A tiny little Distortion Generator that:

is a GREAT FUZZ/Distortion (with toggle switch set to "Flame" position)

is a Phenomenal clean-boost, and overdrive as well (with toggle switch set to "Spark" setting)

has something I came up with called Max-end-all 2 Band EQ: an excellent hi-cut with a great Bass control having the proprietary ability to bring in incredible sounding midrange when the pot reaches around 3 o'clock on its rotation.

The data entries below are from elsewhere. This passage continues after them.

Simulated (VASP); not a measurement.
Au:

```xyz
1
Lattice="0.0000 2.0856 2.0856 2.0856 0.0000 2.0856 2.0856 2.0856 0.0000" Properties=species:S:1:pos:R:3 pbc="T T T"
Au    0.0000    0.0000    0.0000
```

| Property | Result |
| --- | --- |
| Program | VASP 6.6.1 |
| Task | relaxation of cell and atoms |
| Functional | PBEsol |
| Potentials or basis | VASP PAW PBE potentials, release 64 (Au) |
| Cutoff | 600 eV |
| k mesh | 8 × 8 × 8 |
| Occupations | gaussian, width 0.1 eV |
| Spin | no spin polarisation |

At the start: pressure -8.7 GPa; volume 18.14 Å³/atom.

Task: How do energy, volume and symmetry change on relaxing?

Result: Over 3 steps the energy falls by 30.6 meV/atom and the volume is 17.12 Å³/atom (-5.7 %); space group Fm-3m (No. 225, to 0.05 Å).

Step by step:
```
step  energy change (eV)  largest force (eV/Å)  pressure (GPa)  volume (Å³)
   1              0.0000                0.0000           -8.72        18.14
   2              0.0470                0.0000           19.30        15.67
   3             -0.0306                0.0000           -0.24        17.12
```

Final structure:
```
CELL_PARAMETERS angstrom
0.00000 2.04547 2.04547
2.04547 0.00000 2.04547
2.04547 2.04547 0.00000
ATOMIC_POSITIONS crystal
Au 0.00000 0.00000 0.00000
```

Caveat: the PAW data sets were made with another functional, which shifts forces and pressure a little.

can be so raw yet can be so refined, and so musically useable that it defies description and musical boundries..don't be confused when you see this on Country rigs and Top 40 pedalboards..sometimes you get lucky and develop something truly unique.

Stompbox Fever
Fulltone Catalyst
Tested by Art Thompson
Recently added to Fulltone’s sprawling line of distortion pedals is the Catalyst ($159 street), a booster/distortion/fuzz that features Drive and Level knobs, a Flame/Spark mini-toggle switch, and two trimmer-sized knobs labeled Bass/Mids and Treble. As will all Fulltone products we’ve tested, the Catalyst is well made inside and out. The metal case is finished in hip looking orange paint and sports knurled screws that make it easy to open for battery replacement (a 2.1mm adapter jack for external power is also provided).
Tested with a Gibson Les Paul ’68 Black Beauty reissue, a PRS Mira and SC245, and a Fender Strat and Tele, the Catalyst ignited a bunch of cool tones. With the Gain control at it lowest setting and the mini-toggle in Spark position, the Catalyst is at its clean-boost best, capable of delivering an amp pummeling signal as you turn up the Volume knob. This is where you can get a classic “treble booster” response, which is great for coaxing wicked, ’70s-style distortion from vintage amps that don’t have a lot of front-end gain. Turning up the Catalyst’s Gain knob yields progressively more grind until a singing sustain is reached at the maximum setting. What’s cool is that the Volume control provides exactly the output level you need regardless of where the Gain is set. Switching to the Flame setting brings on way more gain and output, and is the mode to use for heavy crunch and lead tones. The Catalyst’s excellent 2-band EQ comes into play here to dramatically shape the character of these sounds. Fuzz tones are elicited by turning the Treble up past halfway, which intensifies the bite and summons the square-wave harmonics. Pulling back on the Treble and turning up the Bass/Mids control emphasizes the even-order harmonics to yield smoother and more tube-like distortion. This control also starts adding punchy midrange when set to 10 o’ clock or higher.
Once you get the Drive and Level controls in the ballpark, the EQ makes it easy to dial-in whatever flavor of grind you want—be it anything from Fuzz Face-style buzz to buttery-smooth sustain. The Catalyst never sounds mushy or compressed at high gain settings, and its dynamic response makes it possible to go from grinding rhythm tones to a blistering lead sound with a quick sweep of your guitar’s volume control. The Catalyst’s ability to do everything from super clean boosting to massive grind is impressive. This pedal offers some of the best characteristics of vintage booster and fuzz pedals—including lots of in-your-face presence—yet its flexible EQ and balanced response reveal the high degree of evolution in its design. No single pedal can do it all, but if you’re hunting for a distortion box that can cover a lot of bases and isn’t just another revamp of a vintage classic, the Catalyst is definitely something you’ll want to hear.

Ships to US only.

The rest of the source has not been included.